USAv and USSRv are imaginable. USA1 and USSR1 for the day preceding the outbreak of war, or, alternatively, the day on which the war occurs, will be known elements. American science in many fields can help U.S. mass communications and therewith help our armed forces if we learn how to ascertain how the Soviet leadership changes, how Soviet élite groups change, and how the Soviet population changes during the course of the war. We must not only be able to guess what is happening to them physically, but must try to appreciate and to understand what is happening to them psychologically and semantically. This is an immense task. It is by no means certain that our research and development facilities can give us an adequate research program to handle the problem.
This much can be said: if the Americans understand the Russians before the war and during the war, it will be the first time that a nation has kept its enemy in wide-awake sight.

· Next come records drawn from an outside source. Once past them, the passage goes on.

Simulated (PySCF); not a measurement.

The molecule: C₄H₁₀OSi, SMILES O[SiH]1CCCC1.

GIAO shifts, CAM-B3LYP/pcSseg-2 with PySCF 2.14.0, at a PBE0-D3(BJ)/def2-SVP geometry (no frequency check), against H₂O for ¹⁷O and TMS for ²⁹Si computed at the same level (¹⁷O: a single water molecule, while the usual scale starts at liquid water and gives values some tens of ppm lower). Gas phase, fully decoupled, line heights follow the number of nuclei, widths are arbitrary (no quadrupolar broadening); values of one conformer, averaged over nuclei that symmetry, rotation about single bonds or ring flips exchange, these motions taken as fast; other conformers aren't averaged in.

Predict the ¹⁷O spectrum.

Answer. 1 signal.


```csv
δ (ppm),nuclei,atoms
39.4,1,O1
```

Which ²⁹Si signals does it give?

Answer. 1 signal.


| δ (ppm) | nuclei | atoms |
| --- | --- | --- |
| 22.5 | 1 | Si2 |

The usual process in the past has been the acceptance of a few exaggerated stereotypes of the national characteristics of the potential enemy, the ascription of every possible kind of infamy and inhuman characteristic to the enemy during the war, and the redefinition of the enemy as a friend after the war. It would be strange and wonderful if the U.S. Government and the U.S. propagandists (or conceivably as much as a large minority of the U.S. population) could learn how to fight the USSR in order to help the Russians escape from a tyranny which has already hurt them much more than it has hurt us.
The Germans suffered a tragic, overwhelming, and perhaps decisive psychological defeat in the Russian Soviet Federated Socialist Republic and in the Ukraine, when they carried with their field forces such naïve and tragic Nazi misconceptions of Russian and Ukrainian character as to defeat every opportunity they may have had for a serious anti-Communist alliance of Germany with the Russian and Ukrainian peoples. They destroyed themselves not through ignorance, but through what they thought they knew. If they had been more calm, less assured, more willing to learn from immediate experience, and less indoctrinated with their own preposterous misconceptions of Russian and Ukrainian character, they might have found Russian and Ukrainian allies who would have joined them in the final extermination of the Soviet system.
The world Communist movement has already suffered very serious setbacks because of its failure to project U.S. behavior successfully from the summer of 1950 onward. If the Russian and Chinese Communists had understood Americans well and had made a correct evaluation of the American response to the invasion of South Korea, they would not have driven the United States from lethargy to alertness, from weakness to military strength, from vulnerability toward Communist and crypto-Communist propaganda to sharp and angry recognition of Communist manipulation of symbols such as "progressives," "people's governments," and "liberation."
Communist Developments.
Sociologically it would seem that the Russian Communists attempted definite improvements of the techniques of Communist revolution and that these improvements have in large part failed in the European satellites. The governments of Rumania, Bulgaria, Hungary, Czechoslovakia, Poland, and East Germany have turned out to be poor governments—despite the fact that from the Soviet point of view it was a sharp innovation to leave them in pseudo-parliamentary form instead of creating outright Soviet facsimilies.
At the Chinese end of the Moscow-Peking axis the sociology of revolutionary propaganda and organization appears to have worked out much more successfully than at the Russian end. The Chinese Communists, perhaps because they were Chinese, perhaps because they were tougher and more experienced Communists than the Russians, got their country under rigid control and then undertook social and political experiments on a very audacious scale. They have managed not to be un-Chinese while creating in China the kind of pervasive dictatorship which Communist control appears to require.
In the manipulation of satellites and in particularization of propaganda, the North Korean Communist army, the Viet Minh army in Indochina, and the Malayan Races Liberation Army on the Malay peninsula, appear to have near-optimum localism and particularism without suffering serious deviation from the main Communist world-wide pattern. In North Korea, of course, Chinese intervention and Soviet support have sharply modified the position of the North Korean People's Army, but the Annamite and Malay Communist forces appear to be fighting with high morale and considerable success, despite the duality of control from Peking and Moscow, and despite the difficulties of reconciling Asian nationalism with Marxian-world doctrine.
Another Communist technique is now known through Edward Hunter's provocative pioneer book[62] by its correct name of "brain-washing." This involves the transformation of a human personality. The author has himself interrogated victims of brain-washing and can attest to the terrifying depth to which this process is carried. The victim of brain-washing is subject to very slight persuasion at the rational level. He is not even given much propaganda as U.S. propagandists of recent years might recognize the product. Instead, the process of brain-washing consists of a frontal attack on all levels of the personality, from the most conscious to the most hidden. The Communists seek through fatigue and sustained interrogation to create a condition similar to what is called "nervous breakdown" in popular parlance. Then they rebuild the personality, healing their victim into Communist normality.